Now we can plot! It’s very easy to do this for all of New York City:

plotdata <- inner_join(neighborhoods, censusdataNYneighborhoods, by= "id")
 
sc <- scale_fill_gradientn(colours = viridis(20), limits = c(54,85), breaks = c(60, 70, 80))
 
ggplot() + 
  geom_polygon(data=plotdata, 
               aes(x= long, y=lat, group=group, fill = mail_return_rate_calc)) + 
  theme_tufte() + 
  coord_map() + ggtitle("Mail return rates by neighborhood, Census 2010") +
  sc +
  guides(fill = guide_colorbar(ticks=F, title="Percent of \nforms returned", barwidth = 1, barheight = 6)) + 
  theme(axis.line=element_blank(),axis.text.x=element_blank(),
          axis.text.y=element_blank(),axis.ticks=element_blank(),
          axis.title.x=element_blank(),
          axis.title.y=element_blank(), 
        plot.title = element_text(hjust=.5, face="bold"))

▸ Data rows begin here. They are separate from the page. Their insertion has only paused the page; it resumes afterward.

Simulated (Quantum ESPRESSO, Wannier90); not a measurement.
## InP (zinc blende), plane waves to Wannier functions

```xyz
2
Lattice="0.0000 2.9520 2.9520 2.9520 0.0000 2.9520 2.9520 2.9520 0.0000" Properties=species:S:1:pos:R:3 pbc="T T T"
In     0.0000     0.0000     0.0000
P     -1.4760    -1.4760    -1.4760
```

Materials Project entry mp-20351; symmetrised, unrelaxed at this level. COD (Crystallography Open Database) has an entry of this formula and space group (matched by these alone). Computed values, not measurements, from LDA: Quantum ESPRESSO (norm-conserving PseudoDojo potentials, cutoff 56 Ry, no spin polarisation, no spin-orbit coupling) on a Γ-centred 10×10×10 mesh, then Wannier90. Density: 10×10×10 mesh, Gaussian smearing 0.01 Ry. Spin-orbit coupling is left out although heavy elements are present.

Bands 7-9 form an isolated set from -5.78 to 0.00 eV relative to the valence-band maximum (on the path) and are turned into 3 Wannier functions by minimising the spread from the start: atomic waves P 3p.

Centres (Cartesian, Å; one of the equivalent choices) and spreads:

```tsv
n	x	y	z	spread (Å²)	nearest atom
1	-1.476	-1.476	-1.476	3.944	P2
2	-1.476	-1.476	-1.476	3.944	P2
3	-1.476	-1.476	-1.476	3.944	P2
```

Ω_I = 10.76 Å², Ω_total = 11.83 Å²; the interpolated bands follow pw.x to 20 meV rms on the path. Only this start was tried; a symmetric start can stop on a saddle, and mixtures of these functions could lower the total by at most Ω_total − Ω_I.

plot of chunk unnamed-chunk-6

I’m using the viridis package here, which is colorblind friendly, and all around awesome.

It’s also easy to split these maps up by borough (note that the scales are different for each, so we can see relative differences within boroughs). I’m not reproducing the code here, because it’s a bit clunky, but all I’m doing is mapping with different subsets of the data:

plot of chunk unnamed-chunk-7

I don’t neccesarily have anything to say about these maps – just think they are interesting, especially in the context of planning for the 2020 Census, which by all accounts is going to be much more difficult to collect data for (because of the proposed – and incredibly ill-advised – citizenship question, for one). People already don’t respond to the Census for all sorts of reasons – distrust of the government, confusion about who needs to fill out the form (response rates are much lower in neighborhoods with higher proportions of renters, for example), busyness – and it’s not a great idea to add another reason for people not to respond. You can also see that response rates are are already incredibly variable by neighborhood - and while a lot of follow-up happens, it’s not hard to think that areas that require more follow-up have a higher risk of being undercounted (and thus underrepresented and underfunded).

Written on May 13, 2018